Incentives, Computation, and Networks: Limitations and Possibilities of Algorithmic Mechanism Design
In the past decade, a theory of manipulation-robust algorithms has been emerging to address the challenges that frequently occur in strategic environments such as the internet. The theory, known as algorithmic mechanism design, builds on the foundations of classical mechanism design from microeconomics and is based on the idea of incentive compatible protocols. Such protocols achieve system-wide objectives through careful design that ensures it is in every agent's best interest to comply with the protocol. As it turns out, however, implementing incentive compatible protocols as advocated in classical mechanism design theory often necessitates solving intractable problems. To address this, algorithmic mechanism design focuses on designing computationally-feasible incentive compatible approximation algorithms.
In the first part of this thesis we show the limitations of algorithmic mechanism design. We introduce a novel class of problems which are approximable in the absence of strategic constraints, and have an optimal incentive compatible solution when no computational constraints are enforced; we show that for this class of problems there is no algorithm with a reasonable approximation ratio that is both computationally feasible and incentive compatible. This settles the central open question in algorithmic mechanism design which, since its inception, has been focused on trying to show the hardness of polynomial time incentive compatibility.

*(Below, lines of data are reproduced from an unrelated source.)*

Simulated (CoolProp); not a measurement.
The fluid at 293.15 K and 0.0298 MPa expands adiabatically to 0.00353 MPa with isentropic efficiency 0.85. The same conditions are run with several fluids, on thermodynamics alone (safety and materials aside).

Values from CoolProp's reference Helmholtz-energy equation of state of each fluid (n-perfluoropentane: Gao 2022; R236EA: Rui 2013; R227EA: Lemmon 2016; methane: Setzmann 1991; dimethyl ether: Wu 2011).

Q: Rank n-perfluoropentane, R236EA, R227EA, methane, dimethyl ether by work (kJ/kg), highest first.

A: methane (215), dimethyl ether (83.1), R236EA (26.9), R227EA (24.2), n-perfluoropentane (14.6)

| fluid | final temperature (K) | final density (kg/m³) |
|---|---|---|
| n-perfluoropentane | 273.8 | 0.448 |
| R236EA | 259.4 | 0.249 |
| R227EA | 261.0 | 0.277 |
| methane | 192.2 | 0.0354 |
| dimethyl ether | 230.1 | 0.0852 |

In the second part of this thesis we show the possibilities of algorithmic mechanism design. We introduce a novel class of problems where the bottleneck for implementation is the constraint on payments. We show that for a broad class of these problems, there are incentive compatible mechanisms with desirable approximation guarantees that do not require overpayments. By resulting to approximations, this result circumvents well known impossibility results from classical mechanism design theory that deem incentive compatibility to be infeasible under a budget.